Rwanda will soon be part of a connected African market with Nigeria ready to start selling their agricultural produce through the Rwanda East African Exchange (EAX).
Jendayi Fraser, the exchange’s board chair who was speaking during the visit of Akinwumi Adesina, Nigerian minister for agriculture and rural development to EAX Kigali City Tower offices yesterday, said there will be time when Nigerian produces will be sold in the East African Exchange.
EAX Rwanda is the first part of a regional exchange that was launched in January last year intended to facilitate farmers to sell agricultural products directly to the market without a middle man.
It is a subsidiary of Lagos-based Africa Exchange Holdings Ltd (AFEX), which seeks to develop a network of commodity exchanges across Africa to transform trade and improve rural dwellers’ incomes.
“Most African countries need the intra-African trade to have their competitiveness globally and attain their economies of scale,” she said.
Trading of commodities at the EAX is done in the same way that stocks and bonds are traded on a stock exchange, only that in this case, it requires warehousing of the commodities.
The EAX inspects and accredits warehouses where farmers can deliver goods in exchange for receipts which are then sold to buyers or used as collateral by the farmers to access credit from banks as the receipt is proof of ownership.

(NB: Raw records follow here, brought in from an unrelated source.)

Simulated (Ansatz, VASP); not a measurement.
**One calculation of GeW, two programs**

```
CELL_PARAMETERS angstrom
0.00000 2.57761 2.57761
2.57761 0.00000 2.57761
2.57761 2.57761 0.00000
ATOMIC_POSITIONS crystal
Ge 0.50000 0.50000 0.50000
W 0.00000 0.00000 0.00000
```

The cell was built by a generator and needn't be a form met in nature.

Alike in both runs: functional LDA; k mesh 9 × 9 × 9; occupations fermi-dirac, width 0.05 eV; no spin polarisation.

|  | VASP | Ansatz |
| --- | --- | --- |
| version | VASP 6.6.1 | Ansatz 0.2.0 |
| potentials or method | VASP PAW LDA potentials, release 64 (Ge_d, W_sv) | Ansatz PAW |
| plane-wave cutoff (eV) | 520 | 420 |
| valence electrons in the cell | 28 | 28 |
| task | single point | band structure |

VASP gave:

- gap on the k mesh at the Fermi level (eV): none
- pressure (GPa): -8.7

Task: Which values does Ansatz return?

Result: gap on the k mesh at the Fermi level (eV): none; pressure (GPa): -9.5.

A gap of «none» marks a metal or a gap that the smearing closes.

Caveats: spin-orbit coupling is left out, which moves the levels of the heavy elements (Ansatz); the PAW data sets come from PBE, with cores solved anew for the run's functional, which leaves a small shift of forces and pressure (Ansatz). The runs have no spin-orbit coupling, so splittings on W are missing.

The Nigerian minister said the key issue was to have more warehouses under the exchanges’ management and having high volumes attained along the value supply chains.
“The whole idea is to have the farmers that are within the vicinity use the high capacity of the silos to store their produce from there and be able to trade it at their favourable times,” he said.
He said Nigeria had increased its rice production by 2.4 million metric tonnes last year, a significant percentage of the rice it imports last year and that they were looking at storing and trading some of the grains and other perishables through Rwandan warehouses.
“A rice contract can sell on our exchange because the advantage of the East Africa Exchange is that when you have the control of the quality of the produce, you could create a contract and that contract could enable the product to be sold and picked up from anywhere in the world,” explained Frazer.
Frazer also said that with the electronic trading platform they were using, they were not limited by space.
Paul Kukubo, the chief executive of the Exchange, said the new move would enable the establishment of new potential markets and reduce price fluctuations that come with the changing agricultural seasons.
Currently, the EAX is using Nasdaq trading platform to facilitate trading on commodities.
Figures from the exchange show that 50,000 metric tonnes of maize, beans, coffee, pyrethrum and tea have been traded since its opening.